NASA Map Reveals How This Week’s Natural Disasters Affect Aerosol Velocity

NASA is tracking even the tiniest specks of matter.

NASA Map showing how natural disasters affected aerosol velocity

Earth experienced several wildfires, hurricanes, and other natural disasters last week. As scientists continue to monitor and respond to these volatile climate conditions, NASA offered a glimpse at how such events affect even the tiniest, often-unseen specks of matter that are ubiquitous in the air.

On Friday, NASA published a map of the Earth that showcased the current ebbs and flows of aerosols, which are solid particles or liquid droplets suspended in air. Using a model called the Goddard Earth Observing System Forward Processing, or GEOS FP, the space agency was able to enhance the colorization of each particle type to reflect aerosol velocity and presence as it was recorded on Thursday, August 23.

Visualization of aerosol movement on August 23.


Rather than using satellite data, the GEOS FP is a weather and climate model that uses mathematical equations to represent physical processes and calculate what was happening in the atmosphere that day. However, NASA’s Earth Observatory did use some satellite input from Moderate Resolution Imaging Spectroradiometer (MODIS) sensors to track fire radiative power and simulate real-time conditions.

As evident in NASA’s visualization, Thursday was eventful. The map displays black carbon particles in red, which NASA describes as aerosols released by fires or from vehicle and factory emissions. Thus, the red and orange swirls in North America reflect the wildfires that continue to rage across the west coast of the US and Canada. Meanwhile, hurricanes and tropical storms, like those affecting Hawaii, South Korea, and Japan, launch aerosols through sea spray, as evident in the concentrated swirls of light blue. While these maps are visually striking, NASA reminded viewers of the violent situations some of the swirls represent.

Aerosol mapping of Asia.


“Some of the events that appear in the visualization were causing pretty serious problems on the ground,” the agency explained on its website. “On August 23, Hawaiians braced for torrential rains and potentially serious floods and mudslides as Hurricane Lane approached. Meanwhile, twin tropical cyclones—Soulik and Cimaron—were on the verge of lashing South Korea and Japan. The smoke plume over central Africa is a seasonal occurrence and mainly the product of farmers lighting numerous small fires to maintain crop and grazing lands. Most of the smoke over North America came from large wildfires burning in Canada and the United States.”

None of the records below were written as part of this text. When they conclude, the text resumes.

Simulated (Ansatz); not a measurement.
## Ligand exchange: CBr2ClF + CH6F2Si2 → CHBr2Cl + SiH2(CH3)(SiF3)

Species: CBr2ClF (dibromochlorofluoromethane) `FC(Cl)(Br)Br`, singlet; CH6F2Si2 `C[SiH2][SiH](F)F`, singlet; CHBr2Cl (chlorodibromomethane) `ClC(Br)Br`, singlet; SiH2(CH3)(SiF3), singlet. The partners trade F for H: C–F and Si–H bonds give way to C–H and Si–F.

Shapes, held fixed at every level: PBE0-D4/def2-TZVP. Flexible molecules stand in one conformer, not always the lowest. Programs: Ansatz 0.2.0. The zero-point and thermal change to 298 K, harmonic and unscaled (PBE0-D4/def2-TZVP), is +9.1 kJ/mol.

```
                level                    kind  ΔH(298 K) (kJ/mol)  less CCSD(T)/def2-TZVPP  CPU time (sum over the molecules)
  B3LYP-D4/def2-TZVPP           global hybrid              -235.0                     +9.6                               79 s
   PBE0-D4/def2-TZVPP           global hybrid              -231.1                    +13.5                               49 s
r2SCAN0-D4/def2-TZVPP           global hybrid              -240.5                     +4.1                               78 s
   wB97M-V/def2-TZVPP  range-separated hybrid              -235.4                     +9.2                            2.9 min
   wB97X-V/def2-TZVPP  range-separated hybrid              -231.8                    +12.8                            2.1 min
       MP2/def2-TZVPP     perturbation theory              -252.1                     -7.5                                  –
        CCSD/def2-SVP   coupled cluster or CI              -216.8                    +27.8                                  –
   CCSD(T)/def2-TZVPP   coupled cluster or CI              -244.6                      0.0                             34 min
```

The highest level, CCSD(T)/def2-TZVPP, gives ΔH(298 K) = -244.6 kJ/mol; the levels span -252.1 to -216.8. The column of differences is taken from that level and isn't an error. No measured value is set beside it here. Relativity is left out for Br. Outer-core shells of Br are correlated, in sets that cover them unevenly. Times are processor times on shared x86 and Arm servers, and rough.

While aerosols are often unseen, humans breathe in millions of these ubiquitous specks of matter and their presence and patterns are of great importance to scientists, especially as they monitor the behavior of wildfires and the emergence of carbon black plumes. The Earth Observatory intends to routinely include these aerosol mappings into other models and weather-mapping systems to better simulate real-world conditions as they unfold.